ICRA Nepal has reaffirmed FMQR of [ICRANP] AMC Quality 3+ (AMC3+) assigned to Nabil Investment Banking Limited (Nabil Invest or the company). The rating indicates adequate assurance on management quality.
The rating reaffirmation factors in the company’s fair track record in mutual fund (MF) management and the adequately established organizational structure to manage the existing MF schemes. The rating action also considers its satisfactory investor service practices and the processes followed by it, while adhering to the regulatory guidelines and investment policies. The rating further draws comfort from the majority ownership and continued technical support of Nabil Bank Limited, a Class ‘A’ commercial bank in Nepal (rated [ICRANP-IR] AA-for issuer rating). The company’s experienced fund supervisors and senior management, involved in the supervision and management of the schemes, also provide comfort. Additionally, a stable Government with a target to increase the pace of the country’s economic growth, along with the ongoing improvement in the capital market and the regulatory framework remain positives for market development and hence fund returns.

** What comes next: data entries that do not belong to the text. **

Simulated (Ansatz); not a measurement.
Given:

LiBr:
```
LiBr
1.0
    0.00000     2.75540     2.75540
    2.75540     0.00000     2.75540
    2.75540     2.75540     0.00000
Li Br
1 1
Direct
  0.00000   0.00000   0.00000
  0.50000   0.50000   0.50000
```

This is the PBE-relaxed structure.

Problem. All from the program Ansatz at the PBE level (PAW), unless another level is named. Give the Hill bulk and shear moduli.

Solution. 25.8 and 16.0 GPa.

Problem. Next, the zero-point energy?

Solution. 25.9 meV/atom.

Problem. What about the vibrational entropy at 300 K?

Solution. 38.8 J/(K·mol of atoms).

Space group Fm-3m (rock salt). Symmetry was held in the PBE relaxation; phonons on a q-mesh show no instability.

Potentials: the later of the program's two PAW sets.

Nonetheless, the rating is constrained by the evolving nature of the MF industry, along with the muted equity returns of its operational MFs. This has impacted the net asset value (NAV) of the schemes amid a significant downturn in the market index since their launch. As a result, the MFs have also slowed their pace of incremental investments/trading in equities and have reported a modest performance among its peers. The volatility in the market could be partly attributed to the tightening liquidity in banking, the increase in listed shares over the last few years and the lack of large institutional investors/market makers. Any changes in the regulatory framework or banking liquidity, which could impact the market, could also have a bearing on the scheme’s performance, given the AMC’s target to increase the equity investment in its MF schemes. Since the equity market is currently dominated mostly by the financial sector, the ability of the fund manager to diversify will also remain constrained. Additionally, the rating is constrained by the limited diversification avenues even in debt markets, the unavailability of hedging tools for investment in the market and the evolving risk management framework with respect to fund management. Hence, the company’s ability to maintain prudent asset allocation (i.e. mix of equities, fixed income investment and cash), in line with the market movements, while improving the NAV of the schemes would drive the schemes’ performance. The company’s ability to make prudent investment decisions and maintain a healthy growth in the NAV over a longer timeframe would remain a key rating sensitivity.